In addition, given that during an interview on "Good Morning Scotland" this morning, the cabinet secretary commented on class sizes for primaries 1, 2 and 3, we can expect her to make an announcement on the matter in her speech. However, there was no reference to such an announcement in her letter to me of 19 June.

When Hugh Henry asked the cabinet secretary about probationary teachers, she said that she would make an announcement on the matter before the recess. This is her final opportunity to do that, so it is likely that she will make such an announcement today. However, again, there was no reference to the matter in her letter to me of 19 June. [Interruption.]

Photo of Alex Fergusson Alex Fergusson None

Order. The member is making serious points.

Photo of Karen Whitefield Karen Whitefield Labour

It is unfortunate that the cabinet secretary has chosen to ride roughshod over the Parliament and its committees. I seek the Presiding Officer's guidance on whether that is appropriate conduct for a minister in the Scottish Government.

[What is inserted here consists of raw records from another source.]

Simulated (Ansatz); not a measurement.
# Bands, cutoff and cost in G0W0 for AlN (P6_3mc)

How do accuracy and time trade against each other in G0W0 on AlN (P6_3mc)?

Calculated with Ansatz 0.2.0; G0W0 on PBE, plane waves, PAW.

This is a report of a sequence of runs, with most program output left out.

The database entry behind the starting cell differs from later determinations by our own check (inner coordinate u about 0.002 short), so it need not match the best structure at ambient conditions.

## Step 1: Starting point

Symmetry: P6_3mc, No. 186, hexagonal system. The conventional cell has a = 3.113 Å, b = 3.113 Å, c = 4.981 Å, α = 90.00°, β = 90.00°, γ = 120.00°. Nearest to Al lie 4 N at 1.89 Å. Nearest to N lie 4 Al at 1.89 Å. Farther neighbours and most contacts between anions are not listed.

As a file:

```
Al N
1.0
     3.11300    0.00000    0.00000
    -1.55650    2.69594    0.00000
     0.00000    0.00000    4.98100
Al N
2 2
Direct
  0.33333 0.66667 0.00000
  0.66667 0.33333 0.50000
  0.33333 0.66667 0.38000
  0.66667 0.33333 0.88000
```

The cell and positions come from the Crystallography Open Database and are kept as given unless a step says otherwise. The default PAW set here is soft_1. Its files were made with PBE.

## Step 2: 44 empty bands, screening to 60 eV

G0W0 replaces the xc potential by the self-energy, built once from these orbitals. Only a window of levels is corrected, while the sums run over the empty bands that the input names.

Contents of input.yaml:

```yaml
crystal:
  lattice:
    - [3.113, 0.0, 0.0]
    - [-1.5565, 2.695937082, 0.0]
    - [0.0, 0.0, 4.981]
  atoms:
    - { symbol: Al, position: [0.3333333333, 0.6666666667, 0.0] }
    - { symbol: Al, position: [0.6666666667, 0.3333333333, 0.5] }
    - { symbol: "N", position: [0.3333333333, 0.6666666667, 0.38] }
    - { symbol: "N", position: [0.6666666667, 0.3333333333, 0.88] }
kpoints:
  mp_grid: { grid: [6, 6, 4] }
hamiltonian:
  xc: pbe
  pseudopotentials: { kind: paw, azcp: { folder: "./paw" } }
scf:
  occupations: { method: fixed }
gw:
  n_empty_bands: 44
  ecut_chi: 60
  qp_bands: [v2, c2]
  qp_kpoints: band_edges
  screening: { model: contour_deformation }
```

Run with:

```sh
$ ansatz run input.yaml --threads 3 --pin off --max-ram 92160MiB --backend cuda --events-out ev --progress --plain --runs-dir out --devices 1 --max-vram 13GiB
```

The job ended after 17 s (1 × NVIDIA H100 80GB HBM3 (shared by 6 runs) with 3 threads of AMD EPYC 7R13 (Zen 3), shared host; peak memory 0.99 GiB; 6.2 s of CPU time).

Photo of Alex Fergusson Alex Fergusson None

I point out that members who wish to make a point of order have three minutes in which to do so—that is their inalienable right. I thank Murdo Fraser and Karen Whitefield for giving notice of their points of order.

This is the third occasion in recent weeks on which points of order have been raised regarding an announcement in the Parliament. As I did on those previous occasions, I refer members to the good practice guidance on Executive announcements, which I understand has been reissued to all business managers. The purpose of that guidance is to ensure that the Parliament is treated with respect and is properly the place in which major spending and policy announcements are first made. I understand that, as Karen Whitefield pointed out, the Cabinet Secretary for Education and Lifelong Learning somewhat belatedly attempted to forewarn the Education, Lifelong Learning and Culture Committee before details of today's announcement appeared in the press. However, I stress to the Executive the importance of adhering to the guidance and ensuring that its terms are followed. I believe that the Executive is sailing slightly close to the wind on the issue and I exhort it to err on the side of caution in future.

Photo of Lord George Foulkes Lord George Foulkes Labour

On a different point of order, Presiding Officer. I draw your attention to reports in the press yesterday that the First Minister has signed an historic pact with Northern Ireland's political leaders. One report stated:

"Details of the joint statement ... include proposals for collaboration on education, transport and tourism. The Scottish and Northern Irish Executives have also agreed to work closely on gaining the right to set their own rates of corporation tax and securing greater fiscal autonomy."

It went on:

"One area where Northern Ireland's politicians want to make quick progress with Scotland is over higher education."

The Scottish Parliament might have expected advance consultation on matters of such importance but, at the very least, there should be a statement to the Parliament. Presiding Officer, I draw your and the Parliament's attention to the statement made by the First Minister in the Parliament on 7 June, when he said:

"matters of such importance will rightly be brought to the chamber—members of the Parliament are entitled to nothing less."—[Official Report, 7 June 2007; c 587.]

If that is the case, why are we to have no statement on the agreement with Northern Ireland?

Presiding Officer, I ask you to discuss with the First Minister the possibility of his making a statement later this afternoon. After all, we have questions to ask. Members of the Scottish Parliament rightly want to ask a number of questions on the issue and surely they are entitled to nothing less.

Photo of Alex Fergusson Alex Fergusson None

I thank the member for giving me notice of his point of order. However, the First Minister is entirely at liberty to sign agreements with other institutions as he feels fit. Whether he intends to make a statement to the Parliament is a matter for him in the first instance. There will be opportunities during this and next week's parliamentary debate to put questions to the First Minister.

Photo of Margo MacDonald Margo MacDonald Independent

On a point of order, Presiding Officer. I apologise for making this point, but since George Foulkes has raised the issue of First Ministers taking executive decisions, I would like to know whether the Parliament could also be consulted by the Prime Minister before he signs up to a European constitution by any other name.

Photo of Alex Fergusson Alex Fergusson None

You may have a point, Ms MacDonald, but I do not think that it is a point of order for me.

Photo of Alex Fergusson Alex Fergusson None

You do not have to take three minutes, by the way.

Photo of Lord George Foulkes Lord George Foulkes Labour

I assure my good friend Margo MacDonald that, unlike the First Minister, the Prime Minister is making a statement to Westminster on the issue of the European constitution.

Photo of Alex Fergusson Alex Fergusson None

Again, you may have a point, but it is not a point of order.